My first remarks about this theme were in a comment on episode 565:

Watching this episode, I just realized the main relationship in DARK SHADOWS- Bossy Big Sister/ Bratty Little Brother. Liz and Roger are literally that, and each one’s struggle to safeguard their relationship by keeping the other in the dark about their shameful secrets is the background of every storyline in the first 209 episodes. Carolyn and David become the functional equivalent of a Bossy Big Sister and a Bratty Little Brother, and that’s the development that makes Carolyn a relatable character.

In Julia and Barnabas, we have the supreme example of such a relationship. They fall into it naturally; Julia is used to giving orders, and Barnabas is used to disobeying them. From the moment Julia lit her cigarette on the candles in the old house, she’s been Barnabas’ Bossy Big Sister, pursuing one plan after another meant for his own good. He’s been alternately pouting at her, raging against her, and clinging to her, at once resenting her demands on him and craving her validation for his narcissism. The climax of the episode, when they both know that a he-vampire is roaming about in search of a victim but it occurs to neither Julia nor Barnabas that Julia might be in danger, shows how deeply they have embedded themselves in these roles. Barnabas won’t even let Vicki walk to her car alone, and Julia, hearing the dognoise, understands why. But when Julia tells Barnabas that she will close up the lab and leave shortly after he goes out to join Willie, implying that she’s going to walk all the way back to the Great House by herself, he just leaves. Of course nothing will happen to Big Sis, she’ll always be OK.

That’s also why I don’t see how slashfic positing a sexual relationship between Barnabas and Julia can work. They are so much Bossy Big Sister and Bratty Little Brother that no matter how much time they spent telling themselves that they aren’t actually related, it would still be impossibly weird to try to be something else to each other.

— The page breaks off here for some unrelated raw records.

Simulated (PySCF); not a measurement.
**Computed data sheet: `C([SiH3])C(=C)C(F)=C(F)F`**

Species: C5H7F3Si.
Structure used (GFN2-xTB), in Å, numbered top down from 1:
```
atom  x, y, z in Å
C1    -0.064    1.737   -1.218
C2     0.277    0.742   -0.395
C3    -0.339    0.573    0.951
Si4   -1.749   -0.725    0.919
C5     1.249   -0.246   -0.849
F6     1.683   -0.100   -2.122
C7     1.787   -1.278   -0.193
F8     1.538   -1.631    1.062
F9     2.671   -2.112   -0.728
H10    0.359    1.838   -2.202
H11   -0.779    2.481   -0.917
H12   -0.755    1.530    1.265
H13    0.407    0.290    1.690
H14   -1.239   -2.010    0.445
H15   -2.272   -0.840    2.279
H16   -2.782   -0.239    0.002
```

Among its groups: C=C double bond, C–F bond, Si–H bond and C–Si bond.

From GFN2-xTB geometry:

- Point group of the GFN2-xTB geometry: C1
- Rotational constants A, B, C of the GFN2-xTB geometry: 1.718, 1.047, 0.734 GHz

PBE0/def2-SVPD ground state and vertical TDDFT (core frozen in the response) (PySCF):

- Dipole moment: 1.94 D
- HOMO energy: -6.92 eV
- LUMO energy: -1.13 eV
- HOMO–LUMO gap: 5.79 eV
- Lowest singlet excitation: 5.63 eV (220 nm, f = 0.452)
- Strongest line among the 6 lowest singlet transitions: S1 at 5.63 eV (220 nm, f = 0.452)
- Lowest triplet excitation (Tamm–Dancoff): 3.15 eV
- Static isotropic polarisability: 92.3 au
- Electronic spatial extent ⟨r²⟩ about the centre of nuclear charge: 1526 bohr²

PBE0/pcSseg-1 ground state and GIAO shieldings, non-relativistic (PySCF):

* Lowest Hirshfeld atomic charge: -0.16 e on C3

I returned to the theme in a remark about episode 572, where Jonathan Frid gives a line-reading so pouty that I wonder if he was consciously trying to depict Barnabas as a bratty little brother to Julia:

I love the way Jonathan Frid pouts the line “I was afraid your visit would be pointless.” He’s every inch the bratty little brother upset that his big sister went out when he didn’t want her to go.

By episode 648, the idea has moved me to fanfic:

Cavada Humphrey looks quite a bit like Jonathan Frid. I wonder what 1795 would have been like if Barnabas had had an older sister who bossed him around, stood around during his ridiculously childish fits of petulance, occasionally acted as his conscience, and time and again serve as his enabler and protector. It would have been funny to see Grayson Hall’s Countess express disapproval of such a relationship.

Heck, that older sister could have been Sarah. Just because she’s a child in her ghost form doesn’t mean she has to have died at that age. Maybe she comes back in the form in which her relationship to her brother took its permanent shape, when she was about nine and he was about seven. Of course, that possibility is foreclosed at Sarah’s first appearance, when she tells Maggie not to let her “big brother” know she saw her, but I suppose they could have retconned that away with a phony flashback where she says “little brother.”

I revisited these points a few times- Danny’s blog consists of over a thousand posts, one each for episodes 210-1245, plus a few dozen about properties related to Dark Shadows, and each post has its own discussion thread. So it isn’t bad netiquette to repeat yourself a bit from one thread to another- there is always a chance someone who didn’t see a comment previously posted elsewhere will take an interest when you post a similar one. But I did try to keep from making a bore of myself to those who read everything.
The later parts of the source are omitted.